College Tuition Remains Flat, But Net Price Continues to Increase

By Allie Bidwell, NASFAA Senior Reporter

Although the published tuition and fee prices at colleges and universities remained relatively unchanged in the last year, students continue to pay more after accounting for financial aid, as only institutional grant aid has grown by a significant amount in the last several years, according to two annual trends reports released Tuesday by the College Board.

According to the two reports—Trends in College Pricing and Trends in Student Aid—the average sticker price tuition and fees for in-state students attending four-year public institutions increased by 2.5 percent, or $250, to $10,230 in 2018-19, before adjusting for inflation. This is the first time that the College Board has reported average published tuition and fees above $10,000.

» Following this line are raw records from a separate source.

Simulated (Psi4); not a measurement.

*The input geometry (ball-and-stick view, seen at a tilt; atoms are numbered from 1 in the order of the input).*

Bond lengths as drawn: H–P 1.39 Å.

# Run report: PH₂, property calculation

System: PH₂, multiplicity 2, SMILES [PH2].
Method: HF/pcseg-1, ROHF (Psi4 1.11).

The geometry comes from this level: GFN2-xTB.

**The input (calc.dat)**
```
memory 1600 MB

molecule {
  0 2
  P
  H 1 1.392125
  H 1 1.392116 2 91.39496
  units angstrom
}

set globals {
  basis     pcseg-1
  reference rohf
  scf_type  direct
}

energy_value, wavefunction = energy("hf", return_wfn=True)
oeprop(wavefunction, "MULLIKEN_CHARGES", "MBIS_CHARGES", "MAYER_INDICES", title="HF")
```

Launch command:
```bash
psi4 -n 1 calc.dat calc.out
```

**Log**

Over the last decade, the published in-state tuition and fees at public four-year institutions has increased by about 3.1 percent each year beyond inflation. That increase is smaller than in previous decades; sticker prices rose by about 4.2 percent each year between 1998-99 and 2008-09, for example. At private nonprofit four-year institutions, published tuition and fees grew by 3.3 percent, or $1,130, to $35,830 in 2018-19, and at public two-year institutions, published in-district tuition and fees increased by 2.8 percent, or $100, to $3,660 in 2018-19. Published tuition and fees, room and board also increased across the board.

Meanwhile, the growth in total undergraduate student aid has slowed, increasing from $183.8 billion in 2016-17 to $184.1 billion in 2017-18. As a result, the net price of what students pay—net tuition and fees, plus room and board—has consistently increased over the last two decades.

“We don’t want to cheer too much about the sticker prices when we know what matters for students most is how much they actually pay,” said Sandy Baum, a coauthor of the reports and a senior fellow at the Urban Institute.

The reports also showed that total annual student borrowing—including both federal and private loans—decreased for the seventh consecutive year, down to $105.5 billion in 2017-18 from $107.5 billion in 2016-17. Still, the nonfederal share of all borrowing has increased slightly over the years, making up 11 percent of all annual borrowing in 2017-18, compared with 7 percent in 2010-11. The Institute for College Access and Success has reported that many students with private loans did not exhaust all of their federal loan eligibility, and many did not take out any federal loans.

The report on college pricing also highlighted that, despite some growth in grant aid over time, there has also been a marked increase in family income inequality, as income has grown faster for families from higher income quintiles over the last three decades. Between 2007 and 2017, for example, mean family income for those in the top 5 percent grew by 11 percent. But for those families in the lowest income quintile, the mean family income actually decreased by one percent.